Awards Season Hangover?

Terry Teachout has a disarmingly honest reflection today on the futility of awards in the arts. (I say honest, since he admits to being a judge/voter for more than a few of these himself.)

...I have a feeling that the reason why awards in the arts tend
irresistibly toward irrelevance is that they contradict the essential nature of
art. The fact is that there are only two “prizes” worth having, short-term
success and long-term acclaim, neither of which can be conveyed by any means
other than the uncoerced consensus of the relevant public.

One could counter that awards judged by peers or "experts" can serve as a "corrective" (or to put it less snobbily) necessary supplement to mass opinion. But do we honestly think that's the kind of verdict we get with a "Jersey Boys" win?

Terry's thoughts spring from his snarky reaction to Neil Simon getting the Kennedy Center's Mark Twain humor award. So for that and more, check him out today.

1 comment:

John Branch said...

I just lost a comment in some kind of network error and am not going to try reconstructing the whole thing, but...
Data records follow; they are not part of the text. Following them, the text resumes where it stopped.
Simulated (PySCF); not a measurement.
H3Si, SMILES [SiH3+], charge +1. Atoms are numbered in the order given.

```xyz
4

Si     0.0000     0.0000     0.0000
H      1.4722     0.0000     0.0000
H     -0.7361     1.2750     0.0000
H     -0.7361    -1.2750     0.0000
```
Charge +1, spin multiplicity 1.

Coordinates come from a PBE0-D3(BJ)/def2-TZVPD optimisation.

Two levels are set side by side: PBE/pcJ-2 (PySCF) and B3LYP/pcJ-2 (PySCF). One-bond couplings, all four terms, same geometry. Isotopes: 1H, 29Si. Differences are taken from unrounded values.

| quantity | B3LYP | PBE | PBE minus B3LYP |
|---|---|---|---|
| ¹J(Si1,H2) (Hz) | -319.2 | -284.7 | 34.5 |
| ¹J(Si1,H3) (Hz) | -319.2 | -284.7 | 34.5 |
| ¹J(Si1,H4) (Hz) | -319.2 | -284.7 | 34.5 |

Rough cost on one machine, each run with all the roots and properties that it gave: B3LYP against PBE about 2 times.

Basically, awards seem like a kind of game to me. Deciding what was the best musical on Broadway this season is like deciding what 10 books (CDs, whatever) I'd want to have on a desert island, or who should've won the latest American Idol, or what my favorite restaurant is. If "I" happen to be the Tony voters, then the decision seems to make some difference, but essentially, all such choices and lists and the effort to compile them and argue over them are little more than diversions. So I'm with Terry Teachout on this.